Issue (i): whether refund arising from reassessment on reclassification of goods was required to be included in the cum-duty value and not merely excluded from the assessable value under Section 4(4)(d)(ii) of the Central Excises Act, 1944.
Analysis: The amount refunded on reassessment of duty had earlier been recovered from buyers, and the legal effect of such refund on valuation was governed by the explanation to Section 4(4)(d)(ii). The refundable amount had to be adjusted in computing the price or cum-duty value, since the duty element already collected and later refunded continued to affect the assessable computation. The rule applied to reassessment by reclassification in the same manner as it applied to refund following exemption-based reassessment.
Conclusion: The issue was decided in favour of Revenue. The refund amount had to be worked into the cum-duty value and not excluded only from the assessable value.
Issue (ii): whether limitation barred the refund claim where duty had been paid under protest.
Analysis: The duty for the relevant period had been paid under protest, and that fact displaced the ordinary limitation objection. The subsequent approval of the price list did not extinguish the protest so as to revive a time-bar defence against the claim.
Conclusion: The issue was decided against Revenue. The refund claim was not barred by limitation.

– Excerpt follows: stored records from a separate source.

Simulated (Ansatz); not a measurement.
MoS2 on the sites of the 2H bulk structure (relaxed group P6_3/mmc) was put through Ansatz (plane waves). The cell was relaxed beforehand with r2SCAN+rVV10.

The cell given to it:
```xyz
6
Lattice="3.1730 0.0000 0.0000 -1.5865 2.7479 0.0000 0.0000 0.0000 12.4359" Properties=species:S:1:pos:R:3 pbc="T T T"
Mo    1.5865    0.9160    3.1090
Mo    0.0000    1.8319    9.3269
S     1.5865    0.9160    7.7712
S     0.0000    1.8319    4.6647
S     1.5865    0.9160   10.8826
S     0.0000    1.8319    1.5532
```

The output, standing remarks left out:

Final Conclusion: The Tribunal upheld the valuation principle that refunded duty recovered from customers must be reflected in the cum-duty price on reassessment, while sustaining the finding that the refund claim was not time-barred because the duty had been paid under protest.
Ratio Decidendi: Where excise duty earlier recovered from buyers is subsequently refunded on reassessment, Section 4(4)(d)(ii) requires the refund element to be accounted for in the cum-duty value for valuation purposes, and payment under protest negatives a limitation objection.